The fourth volume of Goldstein’s History of Modern Tibet series provides new perspectives on Sino-Tibetan history during the period leading to the Tibetan Uprising of 1959. The volume also reassesses issues that have been widely misunderstood as well as stereotypes and misrepresentations in the popular realm and in academic literature (such as in Mao’s policies on Tibet).

The book also draws on important new Chinese government documents, published and unpublished memoirs, new biographies and a large corpus of in-depth, specially collected political interviews to reexamine the events that produced the March 10th uprising and the demise of Tibet’s famous Buddhist civilization. The result is a heavily documented analysis that presents a nuanced and balanced account of the principal players and their policies during the critical final two years of Sino-Tibetan relations under the Seventeen-Point Agreement of 1951.
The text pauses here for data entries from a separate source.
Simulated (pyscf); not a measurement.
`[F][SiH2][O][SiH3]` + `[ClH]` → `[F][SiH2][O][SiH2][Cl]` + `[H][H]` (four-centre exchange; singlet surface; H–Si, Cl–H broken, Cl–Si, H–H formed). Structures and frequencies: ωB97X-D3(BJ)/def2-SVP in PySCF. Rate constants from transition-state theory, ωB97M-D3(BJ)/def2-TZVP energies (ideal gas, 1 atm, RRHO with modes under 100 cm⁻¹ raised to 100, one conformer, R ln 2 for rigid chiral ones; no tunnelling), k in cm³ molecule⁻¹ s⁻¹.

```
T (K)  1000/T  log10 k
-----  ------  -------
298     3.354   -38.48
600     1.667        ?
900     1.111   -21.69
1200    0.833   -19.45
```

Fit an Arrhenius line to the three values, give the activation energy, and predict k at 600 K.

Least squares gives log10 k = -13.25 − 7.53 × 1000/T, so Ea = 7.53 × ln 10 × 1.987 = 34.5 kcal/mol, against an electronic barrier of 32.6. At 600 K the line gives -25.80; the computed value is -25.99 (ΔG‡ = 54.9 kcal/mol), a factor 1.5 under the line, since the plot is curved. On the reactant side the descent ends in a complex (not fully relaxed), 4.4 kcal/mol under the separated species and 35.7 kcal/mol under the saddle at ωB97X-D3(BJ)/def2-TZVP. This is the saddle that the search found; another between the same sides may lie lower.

The award statement from the Association for Asian Studies (ASS) states: 

“…Goldstein ably demonstrates that the decisions undertaken by the major political actors of the era, including the Dalai Lama, Mao Zedong, and many others, ultimately generated an outcome that no one really wanted. Goldstein’s meticulous handling of an impressive range of actors in this distressing drama, including Tibetans, Chinese, and Americans, leaves the reader and the specialist not only with much to think about, but also with many new available materials to explore further. The author’s nuanced and unprejudiced descriptions and analyses rely on an unprecedented wealth of primary sources in multiple languages (primarily Tibetan and Chinese), both oral and written, collected over many years, and overcoming countless challenges, many of them also available online through the Tibetan Oral History Archive Project. With this volume, Goldstein has achieved a remarkable feat.”

About ASS

ASS is a scholarly, non-political, nonprofit professional association open to all persons interested in Asia and the study of Asia. With approximately 5,000 members worldwide, representing all the regions and countries of Asia and all academic disciplines, the AAS is the largest organization of its kind.